My inner ER nurse shines again! Today I overslept and woke up (somehow) 40 minutes before a certification class I had to take for work. It takes me 30 minutes to drive downtown (NOT during rush hour) So my first reaction was to freeze, then I decided I’m making it to this class. I put on scrubs I found on my floor (dirty and backwards I noticed later), brushed my teeth for maybe 10 seconds tops and grabbed my keys. My horrible bedhead and no make up would just have to do.
Ok, I probably didn’t drive the safest…but it was morning rush hour so I could only go so fast. I got lucky with a parking spot, threw my car in park, and took off running. I sprinted 3 blocks to get to the building I needed to be in and showed up ON TIME, looking like a mess but whatever. I was NOT missing this class.
Later I remembered how I actually got this job. I also overslept (common theme) and woke up 30 minutes before my interview (again, 30 minute drive). I somehow made myself look presentable, showed up on time, and nailed it.

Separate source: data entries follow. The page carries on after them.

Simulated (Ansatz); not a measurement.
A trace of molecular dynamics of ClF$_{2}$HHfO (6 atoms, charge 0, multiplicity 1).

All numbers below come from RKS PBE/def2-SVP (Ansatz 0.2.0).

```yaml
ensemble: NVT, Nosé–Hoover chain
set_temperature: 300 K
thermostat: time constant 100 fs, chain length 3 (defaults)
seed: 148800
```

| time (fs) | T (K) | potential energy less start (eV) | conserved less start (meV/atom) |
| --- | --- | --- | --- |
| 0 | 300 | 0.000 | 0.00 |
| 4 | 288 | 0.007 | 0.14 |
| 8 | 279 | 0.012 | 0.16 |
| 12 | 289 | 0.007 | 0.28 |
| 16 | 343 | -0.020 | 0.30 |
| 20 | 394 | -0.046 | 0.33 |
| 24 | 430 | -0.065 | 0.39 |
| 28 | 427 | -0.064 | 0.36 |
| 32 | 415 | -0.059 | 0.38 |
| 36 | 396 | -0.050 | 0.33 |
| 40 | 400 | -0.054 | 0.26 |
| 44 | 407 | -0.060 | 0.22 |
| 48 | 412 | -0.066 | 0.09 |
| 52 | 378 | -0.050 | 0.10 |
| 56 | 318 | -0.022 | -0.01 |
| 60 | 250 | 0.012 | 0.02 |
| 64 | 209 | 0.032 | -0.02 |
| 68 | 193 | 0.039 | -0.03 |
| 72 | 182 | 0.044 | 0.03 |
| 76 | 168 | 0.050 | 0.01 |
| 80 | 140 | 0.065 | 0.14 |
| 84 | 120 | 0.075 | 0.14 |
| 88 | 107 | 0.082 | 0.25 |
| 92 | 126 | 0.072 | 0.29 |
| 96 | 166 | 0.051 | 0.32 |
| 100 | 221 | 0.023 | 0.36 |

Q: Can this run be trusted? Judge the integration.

It’s funny how when it all comes down to it, the little details just don’t matter. Yes I wanted to get up and make coffee, maybe have breakfast and WALK to class but none of that matters when it’s crunch time. This is something I’ve been learning from working in the ER for the past 6 months. (This is often why I have no lunch break or go pee for 9-10 straight hours) Now that I’ve identified that I have this trait in me… if I could just remember this when I get upset with Joel or get obsessed over stupid wedding details that won’t matter in 5 years.